We made a deliberate decision to go client-first. Video editing happens entirely in your browser without us uploading your entire footage on our end. No bandwidth costs for you, no storing your raw video on our servers. The File System Access API is what makes that possible, and unfortunately Firefox just doesn't have it yet.
It's not a forever thing though. For cloud-based projects where files live on our end anyway, Firefox support is very much on the roadmap. But for the local-first editing flow, our hands are a bit tied until Mozilla ships it.
Hope that makes sense, and fingers crossed Firefox adds support soon!
For your example videos that you made with Cardboard: can you also put up the raw material that went into those videos? Just looking at the output doesn't tell me anything. :thanks:!
Sure! Will share the raw material for all the videos.
For some of the examples we shared though, we've created sample projects right within the product itself. They contain the raw assets and the exact prompts used to create the videos. You can try them out directly at https://demo.usecardboard.com and see the whole process!
Really impressive work guys! It seems like YC has funded a few companies attacking this but I think you all might have the best approach so far. Behind the scenes is the agent just editing using text/annotated timelines? I feel like the move is probably text for roughcut/narrative, then a vlm for digesting the initial roughcut, then adding broll and fixing timing issues. Feel free to steal my FCP xml generator. https://github.com/barefootford/buttercut
happy that you liked our approach! also, i think it's a better idea to just give agent these tools and let it figure out its course of actions than giving it a specific workflow to work on - it seems like the world keeps reminding us the bitter lesson [http://www.incompleteideas.net/IncIdeas/BitterLesson.html] more frequently these days
I recently started making videos for a loved one that lives far away, I started using CapCut and this is the kind of thing I was thinking "I wish it did that".
This seems like a great idea. Tools like video editors (and CAD) often impose a big learning curve - there is a big differential between "I want to do X" and actually knowing all the right buttons to press to do X. Good luck.
Love this idea! I built something similar last year https://www.usecrossfade.com and know how difficult this is to get right - I'm rooting for you guys!
Thanks! Yeah, it can just quickly spiral into this massive product when you take video editing which has a base level of features you sort of expect and add on a whole new paradigm like AI-assisted. But really like your approach!
Wow! congrats on the launch guys. client-side rendering is incredible, really. I saw your product somewhere and have it as an open tab in my chrome for ~2 weeks :D
I also saw another YC company, Mosaic, doing something similar. But your approach of chat-based editing is a lot closer to what I'm building.
Shameless plug: I'm also working on a chat-based media processor. https://chatoctopus.com
But you guys are way ahead! will be looking at you for inspiration.

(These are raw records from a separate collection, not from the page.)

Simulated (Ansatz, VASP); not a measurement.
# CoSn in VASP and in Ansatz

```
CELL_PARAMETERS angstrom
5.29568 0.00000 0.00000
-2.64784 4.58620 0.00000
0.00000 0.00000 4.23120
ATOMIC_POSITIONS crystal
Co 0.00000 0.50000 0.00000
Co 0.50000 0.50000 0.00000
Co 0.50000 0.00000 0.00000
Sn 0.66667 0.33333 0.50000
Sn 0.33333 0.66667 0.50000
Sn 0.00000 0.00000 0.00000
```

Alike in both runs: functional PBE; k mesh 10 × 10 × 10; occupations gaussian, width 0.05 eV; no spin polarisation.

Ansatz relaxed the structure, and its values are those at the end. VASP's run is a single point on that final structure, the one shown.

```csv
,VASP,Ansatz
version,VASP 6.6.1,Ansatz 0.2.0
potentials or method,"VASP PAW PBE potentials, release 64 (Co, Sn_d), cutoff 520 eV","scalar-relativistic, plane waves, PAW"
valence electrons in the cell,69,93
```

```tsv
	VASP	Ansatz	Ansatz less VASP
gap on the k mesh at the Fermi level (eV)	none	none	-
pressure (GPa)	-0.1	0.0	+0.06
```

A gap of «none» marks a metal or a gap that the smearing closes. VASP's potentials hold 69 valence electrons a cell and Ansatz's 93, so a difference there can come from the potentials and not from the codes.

Excited to see AI integrations into more non-text-related applications (coding, spreadsheets, proofreading etc). As someone who only occasionally needs to edit videos for product / feature reels, I'd happily ask an AI to "sync the narration to the video, cut away irrelevant footage, and add transitions". The convenience of being able to automate simple, repeatable tasks in creative software via ai is something that gets overshadowed a lot by the agentic coding discussions. I can only imagine the nightmare it would be for a tool like Premier to integrate effective ai features, so new ai-in-mind tools really feel like a necessity.
you understood well what we are building. non-text domains certainly have additionally challenges and we're working on making it reliable without learning curve.
also, appreciate the kind words on the site — give Cardboard a spin next time you need a product reel!
Who do you think your target customer is? Curious to know if you think the money is in short form, traditional YouTube videos, or even movie studios one day.
Great website btw. The onboarding was very pleasing
As a professional video editor (short-form and feature films) I've always thought realtime collaboration on a timeline makes no sense. Editors' decisions can be mutually destructive / conceptually incompatible.
Helpful for those who care less about the craft and more about a quick outcome. Werner Herzog said that he watches his footage a few times, takes extensive notes then edits based on his notes. That's how he crafts such extraordinary, once-in-a-lifetime stories. But for those who are working on commercial or home movies, why not use AI to build a narrative? It can be like throwing dice and the outcome could be OK. Maybe even good.
Regardless, having a tool that knows the content of your footage is a huge time saver. Good luck with the product.
We use Cardboard at Vulnetic and it is an incredible product. The founders are easily accessible, and it has definitely made it easier to film feature update videos. I can't recommend them enough.
> We built a custom hardware-accelerated renderer on WebCodecs / WebGL2, there’s no server-side rendering, no plugins, everything runs in your browser (client-side).
Totally fair reaction! Here's our honest thinking behind it.
We deliberately avoided credits/usage-based pricing because as founders using this in our own creative workflow, we hate the cognitive load that comes with it.
If I don't like a voiceover/variation, I should have the freedom to regenerate it until I'm happy without thinking about whether it's "worth" a credit.
That said, we could be wrong! Genuinely curious what you think would feel fair?